The One That Got Away

The One That Got Away

Like many writers, I have agent friends who are not my agent. (In fact, not representing an author is often a good thing for a friendship.) As the friend of several agents, I sometimes hear about “the one that got away” — that is, the writer they offered to represent who went with a different agent, or the manuscript they were reading and loving until the writer emailed them to withdraw the submission because another agent had taken it on.

Editors also have ones that get away. They lose auctions or fail to convince the acquisitions committee. The manuscript goes elsewhere and becomes a bestseller or wins a boatload of awards.

As a translator, I also have ones that got away. In 2018 I saw a new picture book in one of my favorite bookstores in Lisbon, Ler Devagar in the LX Factory. Titled A Guerra (War), it was a collaboration between a father and son, poet José Jorge Letria and artist André Letria. The publisher, Pato Lógico, was one of those small, quirky Portuguese presses that like Planeta Tangerina, publish aesthetically stunning children’s books and regularly win international competitions.

A Guerra is a meditation on war and its destruction, with the narrative rising and falling through the monochromatic pictures that culminate in a wasteland. Words and images evoke emotions that reinforce each other but sometimes clash in surprising and thought-provoking ways. Eager to translate this book, I bought it and brought it to one of my editors when I saw her at a book festival.

Unfortunately, I waited too long. By the time the book went through the acquisition process, another publisher had snapped it up. A publisher whose books I also love, Aldana Libros/Greystone Kids, located in British Columbia with much of the editorial team from Toronto-based publisher Groundwood. Elisa Amado, an outstanding translator of books mostly from Latin America as well as an author of children’s books in her own right, had the privilege of translating this powerful book and did a great job of capturing its tone and power.
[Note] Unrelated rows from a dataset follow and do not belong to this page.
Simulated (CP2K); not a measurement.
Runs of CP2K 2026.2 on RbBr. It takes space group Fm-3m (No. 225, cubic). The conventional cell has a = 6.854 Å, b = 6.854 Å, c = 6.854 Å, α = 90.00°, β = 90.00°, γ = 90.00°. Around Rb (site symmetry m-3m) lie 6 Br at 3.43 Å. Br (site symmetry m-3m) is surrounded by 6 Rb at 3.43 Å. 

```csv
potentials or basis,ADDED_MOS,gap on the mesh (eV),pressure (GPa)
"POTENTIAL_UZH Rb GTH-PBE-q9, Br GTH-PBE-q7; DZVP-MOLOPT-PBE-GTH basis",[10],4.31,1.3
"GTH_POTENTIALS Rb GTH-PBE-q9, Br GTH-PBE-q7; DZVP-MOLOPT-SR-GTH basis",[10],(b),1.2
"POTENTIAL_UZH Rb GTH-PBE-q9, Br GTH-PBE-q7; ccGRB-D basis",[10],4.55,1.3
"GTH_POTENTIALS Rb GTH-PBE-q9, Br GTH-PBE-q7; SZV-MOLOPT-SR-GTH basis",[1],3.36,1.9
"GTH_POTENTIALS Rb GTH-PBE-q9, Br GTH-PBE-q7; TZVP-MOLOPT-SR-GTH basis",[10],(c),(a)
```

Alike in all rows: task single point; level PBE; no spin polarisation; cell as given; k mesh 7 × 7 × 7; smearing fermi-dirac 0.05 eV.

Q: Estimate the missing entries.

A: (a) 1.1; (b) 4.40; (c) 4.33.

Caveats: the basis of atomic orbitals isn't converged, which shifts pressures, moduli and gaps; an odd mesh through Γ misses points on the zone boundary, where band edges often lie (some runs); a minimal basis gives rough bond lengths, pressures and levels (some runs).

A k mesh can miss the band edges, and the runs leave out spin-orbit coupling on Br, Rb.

I hope War, written by José Jorge Letria, illustrated by André Letria, translated by Elisa Amado, and published by Greystone in 2021 makes its way into every school and home. It’s the kind of book for all ages that can be understood on new levels as readers grow older and gain more life experience. Too often children’s books glorify or glamorize war and minimize its immediate and long-term impacts. As an avid reader of World War II stories growing up, I can attest to the glorification and glamorization, the “red badge of courage” aspect. While books depicting war for young readers tend to be more honest now, and more of them focus on the costs to civilians caught in the middle, it’s not too early to introduce this picture book War to young children who may believe, still, that might makes right.